I don’t support Leyton Orient, but I love watching them play. There’s none of the pomp and nonsense of the Premier League; no lengthy VAR waits or even lengthier queues at the station for fans who live miles away. It’s just 9,000-odd locals who love being together for 90-minutes each Saturday. The place thrums with genuine affection, in that quintessentially British, pie-and-mash sort of way. In fact, the club’s half-time pie, mash and liquor is better than anything you’ll find at West Ham or Spurs down the road, and only costs £4.50. An adult ticket starts at £28. And, unlike the Premier League clubs, you can usually get one on the day.
Leyton and Leytonstone are nothing like Clapton, across the Hackney Marshes. They’re fresh out of objets d’art boutiques, mid-century vintage furniture stores, and parody Instagram accounts. But for what they lack in baby-chariot buggy-jams and towering townhouses, they make up for in friendly faces, cheap eats and authentic local businesses.
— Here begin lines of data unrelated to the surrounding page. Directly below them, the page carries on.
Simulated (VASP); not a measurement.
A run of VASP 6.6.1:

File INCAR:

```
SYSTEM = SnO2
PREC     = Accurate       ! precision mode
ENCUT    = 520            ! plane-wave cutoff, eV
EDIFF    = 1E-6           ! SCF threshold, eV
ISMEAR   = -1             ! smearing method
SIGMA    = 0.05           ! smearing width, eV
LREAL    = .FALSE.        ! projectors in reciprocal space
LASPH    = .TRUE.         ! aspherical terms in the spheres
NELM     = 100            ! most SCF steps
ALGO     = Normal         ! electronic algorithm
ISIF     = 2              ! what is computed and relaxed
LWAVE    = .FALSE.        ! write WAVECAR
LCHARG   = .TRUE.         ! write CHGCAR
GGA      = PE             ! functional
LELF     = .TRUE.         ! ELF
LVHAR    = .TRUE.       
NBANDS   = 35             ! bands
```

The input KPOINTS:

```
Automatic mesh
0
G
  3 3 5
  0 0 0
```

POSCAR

There’s also a historic football club that loves newcomers as well as a growing food scene (surely every foodie in London has failed to get a reservation at Singburi by now) lively nightlife and a wealth of proper boozers that still feel like living rooms, not boutique hotel lobbies.
Like most parts of London, the best way to see it is to walk it. You can get from Leytonstone Village to Francis Road – Leyton’s pedestrianised ‘drag’ – in under 20 minutes by foot. Or hop one stop on the tube.
Leyton takes its name from the River Lea (‘Lea Town’), the ancient waterway that once marked the eastern edge of Londinium. Back then, there was a great stone at a crossroads that marked one mile to the Roman city’s centre – ‘The Leyton Stone’. Since then, of course, a lot’s happened. Alfred Hitchcock was born here; Damon Albarn grew up here; and it’s where David Beckham kicked his first football.
To most Londoners, Leyton and Leytonstone are synonymous. But don’t say that to a local. I would describe Leytonstone as Leyton’s slightly more up-scale sibling – similarly diverse and no-nonsense, and without the airs and graces of Clapton or ‘Walthamstow Village’ to the north.Like them, a steady stream of young, middle-income families who can’t afford Hackney have recently moved in, extending lofts and filling side returns. But with them has come a sense that change is in the air, a soft breeze of new life that enhances rather than compromises the concrete sense of identity here.
Leyton and Leytonstone don’t try to be something they’re not. And, unlike some of its neighbours, the area remains resolutely a place of birth as much as one of choice.